I am looking at this working variational auto encoder.
The main class
class VAE(nn.Module):
def __init__(self):
super(VAE, self).__init__()
self.fc1 = nn.Linear(784, 400)
self.fc21 = nn.Linear(400, 20)
self.fc22 = nn.Linear(400, 20)
self.fc3 = nn.Linear(20, 400)
self.fc4 = nn.Linear(400, 784)
def encode(self, x):
h1 = F.relu(self.fc1(x))
return self.fc21(h1), self.fc22(h1)
def reparametrize(self, mu, logvar):
std = logvar.mul(0.5).exp_()
if torch.cuda.is_available():
eps = torch.cuda.FloatTensor(std.size()).normal_()
else:
eps = torch.FloatTensor(std.size()).normal_()
eps = Variable(eps)
return eps.mul(std).add_(mu)
def decode(self, z):
h3 = F.relu(self.fc3(z))
return F.sigmoid(self.fc4(h3))
def forward(self, x):
mu, logvar = self.encode(x)
z = self.reparametrize(mu, logvar)
return self.decode(z), mu, logvar
has
def decode(self, z):
h3 = F.relu(self.fc3(z))
return F.sigmoid(self.fc4(h3))
I can't explain to myself why the last layer should be passed through a sigmoid before returning.
Please explain.
EDIT: I just checked without the sigmoid. Results are still nice. Now I am not sure if it is needed or not.
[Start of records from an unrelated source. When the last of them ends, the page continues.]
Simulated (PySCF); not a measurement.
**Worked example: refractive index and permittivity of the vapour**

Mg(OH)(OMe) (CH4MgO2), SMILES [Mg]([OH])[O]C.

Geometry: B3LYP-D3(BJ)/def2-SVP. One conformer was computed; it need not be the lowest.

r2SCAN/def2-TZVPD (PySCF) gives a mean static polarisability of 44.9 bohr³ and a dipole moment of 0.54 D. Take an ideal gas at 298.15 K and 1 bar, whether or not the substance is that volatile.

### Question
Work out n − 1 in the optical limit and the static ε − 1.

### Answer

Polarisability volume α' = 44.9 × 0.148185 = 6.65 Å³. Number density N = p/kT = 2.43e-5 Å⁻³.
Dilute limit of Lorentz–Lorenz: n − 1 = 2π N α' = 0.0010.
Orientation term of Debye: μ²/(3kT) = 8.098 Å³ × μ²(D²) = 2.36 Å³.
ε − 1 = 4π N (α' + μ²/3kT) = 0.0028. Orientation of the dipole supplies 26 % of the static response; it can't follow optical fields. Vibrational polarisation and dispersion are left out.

As mentioned in the answer by Jim J, sigmoid forces the output to the range [0, 1]. In this case, it's not because we want to interpret the output as a probability, rather it's done to force the output to be interpreted as pixel intensity of a grey scale image.
If you remove the sigmoid, the NN will have to learn that all the outputs should be in the range [0, 1]. The sigmoid might help making the learning process more stable.